Your onboarding plan should provide a learning path that’s tailored for all sales team members and their roles: sellers, BDRs, account managers, customer success, managers, coaches, etc. It’s how you set everyone up for success.

Year 1 Training Plan [Detailed Example]

Year One Training Plan Example

To resonate with participants and make the training impactful, it’s important to target the training curriculum to groups of learners as appropriate—for example, based on role (business dev rep, inside sales rep, outbound sales, field sales, customer service, account manager, sales manager, etc.), product/service, industry, channel, geography, and so on.

While some topics will be relevant across the board, the nuances matter. Tailoring examples, exercises, and tools to your organization and market, as well as specific groups, ensures the training prepares new hires to succeed.

Make It Modular

You don’t want to create an onboarding program from scratch with each new cohort or individual hire. It’s not efficient or effective.

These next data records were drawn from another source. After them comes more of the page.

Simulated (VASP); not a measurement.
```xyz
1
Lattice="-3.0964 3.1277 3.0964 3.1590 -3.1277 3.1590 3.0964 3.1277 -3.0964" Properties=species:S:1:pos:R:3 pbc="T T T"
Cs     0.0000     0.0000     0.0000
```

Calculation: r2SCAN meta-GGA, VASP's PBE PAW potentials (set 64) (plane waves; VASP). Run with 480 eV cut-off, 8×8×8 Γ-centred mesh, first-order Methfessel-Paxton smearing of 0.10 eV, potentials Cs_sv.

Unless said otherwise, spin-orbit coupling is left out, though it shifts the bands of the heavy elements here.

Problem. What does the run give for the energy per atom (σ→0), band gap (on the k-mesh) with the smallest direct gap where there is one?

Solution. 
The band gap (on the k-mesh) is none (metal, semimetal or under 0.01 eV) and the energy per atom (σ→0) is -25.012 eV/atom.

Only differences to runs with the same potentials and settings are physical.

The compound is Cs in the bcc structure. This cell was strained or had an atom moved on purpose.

Instead, tap into a training resource library that’s flexible and scalable to meet your learners’ needs now and later. This could be an internally created resource, or one created by a third party.

A modular approach to sales training lends itself to tailored learning journeys, as well as everboarding—that is, going beyond the initial onboarding, to deliver resources for continuous learning as team members develop new skills and grow their capabilities over time.

For instance, RAIN Group clients can provide their sales teams with access to our entire training suite—including learning modules, videos, tools and assets, Train the Trainer and Train the Coach, learning journeys, and implementation support—across topics including sales skills, productivity, management, and coaching areas through our affordable subscription-based RAIN Group Total Access.

This allows for:

  • Cohorts to train concurrently
  • Different curricula to be assigned by segment (e.g., role, division, geography)
  • A variety of modalities including on-site, virtual instructor-led, self-study, and hybrid training
  • A scalable and flexible approach to deliver to small groups or large roll outs as needed

Once you have a tailored curriculum and schedule in place, you’re able to hold both sellers and sales managers accountable—sellers for completing the onboarding curriculum and sales managers for facilitating discussions with sellers around key topics.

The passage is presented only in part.